In 1993, the Meguro Art Museum in Tokyo held a retrospective for the ceramicist Yasuhara Kimei, today also known as Yasuhara Yoshikai. The exhibition, “Poet of the soil: Ancient verse, modern form”, presented the extraordinary artistic journey of one of the most significant ceramicists of the twentieth century. As its accompanying exhibition catalogue made clear, Yasuhara Kimei was a prodigious talent, an artist whose ceramics embodied and transcended the dramatic artistic and social-political shifts in Japan during his lifetime. In the Kanto region and beyond, his contributions to the ceramics culture are held in the highest regard and yet he remains largely unappreciated in the English-speaking world.

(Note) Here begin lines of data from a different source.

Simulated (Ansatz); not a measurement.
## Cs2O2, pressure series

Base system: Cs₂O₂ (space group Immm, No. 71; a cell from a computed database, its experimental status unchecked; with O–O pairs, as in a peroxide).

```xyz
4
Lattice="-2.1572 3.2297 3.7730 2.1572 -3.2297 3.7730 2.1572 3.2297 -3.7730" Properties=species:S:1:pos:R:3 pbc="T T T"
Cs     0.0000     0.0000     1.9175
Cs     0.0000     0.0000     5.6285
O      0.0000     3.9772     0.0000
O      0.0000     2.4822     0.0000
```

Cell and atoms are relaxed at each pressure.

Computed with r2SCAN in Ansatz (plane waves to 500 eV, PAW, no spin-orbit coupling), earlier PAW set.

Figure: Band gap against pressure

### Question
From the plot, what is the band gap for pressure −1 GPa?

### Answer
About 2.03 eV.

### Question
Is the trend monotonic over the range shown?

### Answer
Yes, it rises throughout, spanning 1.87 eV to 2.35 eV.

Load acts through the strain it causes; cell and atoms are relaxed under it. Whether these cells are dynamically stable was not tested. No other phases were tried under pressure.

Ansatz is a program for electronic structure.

Today, Yasuhara is most readily recognised for his high-fired vases, which are matte grey-black in colour and featuring intricate, inscribed designs filled with white slip. To create these works, Yasuhara used a combination of red Seto and Shigaraki clays, which when mixed with ground feldspar, iron oxide and cobalt, produce a distinctive dark surface. Yasuhara utilized a diversity of tools to create his unique designs including, bamboo spatulas, nails, saws and stamps. The techniques applied to create these vessels and the artistic vocabulary displayed on many of the works shown in this catalogue and exhibition are emblematic of the myriad influences on early twentieth-century Japanese ceramicists, who strived to define themselves as individual artists and ceramics as a path for personal expression. Like his contemporaries, Yasuhara was inspired by the technical virtuosity and unique surface decoration of historical ceramics created in China and Korea, as well as contemporaneous European artists.
An overview of his career reveals an artist with great creative capacity, a ceramicist whose vessels, no matter how transgressive and sculptural, remained receptive, literally, for use in the art of flower arrangement (Ikebana). Over time, his practice shifted from lustrously glazed vessels to tubular constructions and ceramics for everyday use, often with striking conceptual titles referencing the body and the phenomena of the world. Yasuhara Kimei was both an artist of his time and an artist of his own mind, an individual whose journey requires reassessment and reconsideration.
To appreciate Yasuhara’s career, it is important to understand the place where he spent the majority of his life – the Meguro ward of Tokyo. Around the time of his birth, in 1906, Tokyo was undergoing transformation from a feudal society to a modern nation, and by the time of his death in 1980 it had become a high-tech hub of a globalised world.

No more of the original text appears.